Pulso Animal
finding purpose
Photography by Ramon Follente
Barcelona, Spain
Coming from the small town of Pontevedra, in Galicia, Spain, photographer Ramon Follente started skateboarding at the age of 16, a late-bloomer by most standards. “Being from a small town, we didn't have that much of a reference of what skateboarding was,” Ramon explains, “and most kids started around that age, when we got bored of football (soccer). In the beginning, there were just a handful of kids our age that skated in 2008 and it wasn't a big deal like it is now. In something like a year or two, we became a really big group of kids skating around a small city with no park to go and with a lot of old people angry about what we were up to.” The government started to get involved and it became a big ordeal, making a lot of people quit skateboarding, including Ramon.
After a period of not skating, Ramon understood how much the sport meant to him. “When I came back to skateboarding it made me realize that for me it's like a mental break, something that makes me able to go throw a crappy week or day and take me back to a nice mood were I don't want to kill someone around me, it just gives you this personal feeling of freedom that you cant match with anything, you don't have no one telling you how to this or that you just go and do what you want.”
Ramon has recently moved to Barcelona, Spain, a move that opened up his world. “Coming from all this years in a small town with almost nowhere to skate, Barcelona is like a theme park,” Ramon says about his new home. “A lot of new spots and parks to photograph. You can take a notebook or your phone to make notes on light conditions and cool locations to photograph.”
Ramon’s love of skateboarding inspired him to pick up a camera. “I always liked photography,” he says, revealing the story of how he became a photographer. “Getting into skateboarding, skate magazines, videos, and all of the fashion that comes with it made me develop a personal taste and I got an urge to capture these moments. Now, I try to create a photo that matters, something you can spend some time seeing, that makes you say ‘Ok, this guy doing this must be good.’ Even if the viewer isn't into skateboarding, they can look at photographs and appreciate both the trick and the image itself.”

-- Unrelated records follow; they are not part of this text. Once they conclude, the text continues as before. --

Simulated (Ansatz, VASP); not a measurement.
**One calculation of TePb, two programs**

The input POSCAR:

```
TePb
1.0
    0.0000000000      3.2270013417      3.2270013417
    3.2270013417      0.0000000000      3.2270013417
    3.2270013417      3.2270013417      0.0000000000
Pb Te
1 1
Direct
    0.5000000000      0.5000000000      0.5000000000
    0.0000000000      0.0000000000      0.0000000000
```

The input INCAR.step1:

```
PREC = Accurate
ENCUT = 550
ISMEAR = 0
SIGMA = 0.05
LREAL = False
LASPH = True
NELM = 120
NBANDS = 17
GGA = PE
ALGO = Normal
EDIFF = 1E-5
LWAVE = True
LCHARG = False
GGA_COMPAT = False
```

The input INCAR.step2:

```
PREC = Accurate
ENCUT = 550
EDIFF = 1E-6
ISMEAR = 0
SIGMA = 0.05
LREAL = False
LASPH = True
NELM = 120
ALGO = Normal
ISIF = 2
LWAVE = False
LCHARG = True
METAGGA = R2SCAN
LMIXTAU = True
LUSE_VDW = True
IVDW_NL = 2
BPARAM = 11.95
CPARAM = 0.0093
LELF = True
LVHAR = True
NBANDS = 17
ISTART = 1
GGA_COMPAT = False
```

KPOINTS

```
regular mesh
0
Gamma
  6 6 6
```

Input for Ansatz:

Just like skateboarding, photography changed Ramon’s life for the better. “Besides skateboarding, photography is the thing that gives me a lifelong purpose,” he expresses, “I’v always had trouble focusing on something that I saw myself doing long term but now I know I will be really happy dedicating my life to photography. I think it made me a better person overall, it opened me to a lot of new people and awesome stuff that I will never have experienced and that have changed me to the person I am now.”